I think the Padres are due for a step back this season, Greg Maddux is in peril of experiencing a final collapse and Wolf/Prior aren't safe bets to return to glory. Their outfield defense has worsened, and that will hurt Chris Young's line as well. I worry about the Dodgers, frankly, but I'm hopeful that the egos and incompetence in LA will once again prevail over the talent.
While I guess what I'm doing with the Padres is just that, writing off any of these four teams before September is a dangerous vanity, and as the Rockies showed last season, even then you better make damn sure the pulse is dead before you turn your back on any of them.
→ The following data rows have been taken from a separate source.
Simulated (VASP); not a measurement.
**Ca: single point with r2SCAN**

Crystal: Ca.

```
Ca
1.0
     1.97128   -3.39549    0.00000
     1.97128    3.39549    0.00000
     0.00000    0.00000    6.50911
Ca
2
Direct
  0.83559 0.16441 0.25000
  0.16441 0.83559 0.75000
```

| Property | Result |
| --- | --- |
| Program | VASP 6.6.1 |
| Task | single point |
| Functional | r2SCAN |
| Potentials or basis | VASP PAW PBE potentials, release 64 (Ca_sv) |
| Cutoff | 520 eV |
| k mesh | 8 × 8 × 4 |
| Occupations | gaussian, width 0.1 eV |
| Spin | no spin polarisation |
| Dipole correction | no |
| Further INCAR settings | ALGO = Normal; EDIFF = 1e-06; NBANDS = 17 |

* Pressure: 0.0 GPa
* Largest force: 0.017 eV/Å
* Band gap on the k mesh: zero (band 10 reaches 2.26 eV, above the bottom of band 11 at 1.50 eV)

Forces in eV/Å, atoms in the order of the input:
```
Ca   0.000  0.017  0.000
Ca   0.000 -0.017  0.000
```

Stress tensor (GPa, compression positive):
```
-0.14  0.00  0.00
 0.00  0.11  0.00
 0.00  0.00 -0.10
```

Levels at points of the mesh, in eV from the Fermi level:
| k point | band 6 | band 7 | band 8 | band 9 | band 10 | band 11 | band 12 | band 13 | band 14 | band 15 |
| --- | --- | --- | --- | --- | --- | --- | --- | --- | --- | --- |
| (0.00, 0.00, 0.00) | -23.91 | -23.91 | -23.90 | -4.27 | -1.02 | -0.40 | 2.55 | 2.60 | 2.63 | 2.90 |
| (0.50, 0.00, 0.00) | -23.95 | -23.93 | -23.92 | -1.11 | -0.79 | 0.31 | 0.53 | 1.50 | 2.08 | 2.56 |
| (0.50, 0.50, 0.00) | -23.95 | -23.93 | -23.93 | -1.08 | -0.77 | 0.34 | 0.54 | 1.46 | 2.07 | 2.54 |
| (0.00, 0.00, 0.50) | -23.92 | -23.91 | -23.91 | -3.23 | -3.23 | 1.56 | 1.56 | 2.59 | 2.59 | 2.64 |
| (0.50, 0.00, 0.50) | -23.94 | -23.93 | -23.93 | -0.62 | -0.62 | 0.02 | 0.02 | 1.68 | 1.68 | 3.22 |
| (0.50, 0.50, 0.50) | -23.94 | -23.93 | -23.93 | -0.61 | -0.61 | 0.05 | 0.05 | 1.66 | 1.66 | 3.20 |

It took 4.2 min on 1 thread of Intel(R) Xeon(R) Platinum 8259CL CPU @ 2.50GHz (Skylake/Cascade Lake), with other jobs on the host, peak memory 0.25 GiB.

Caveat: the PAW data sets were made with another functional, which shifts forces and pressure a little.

Good luck on the Spring, D-backs fans, Rockies fans look forward to your promise that our battles of summer will be fierce and worthy, and we'll keep our end of that bargain as well. As for a wager on the year, I propose a straight up season series challenge. Win more games against us -including any potential playoff games- and Snakepit Day will return to the Row next year. If we win more against the Snakes again, it'll be your turn to host. Since Jim is so certain of Tulo being a Coors fluke, maybe our shortstops can act as a tie breaker. I'll even take the defense out of the picture -since I know it wouldn't be close to a fair fight otherwise- and let's just go with a straight Tulo vs Drew VORP as the determinant should the teams split the season series. What do you say Jim? You think your boys are up to it?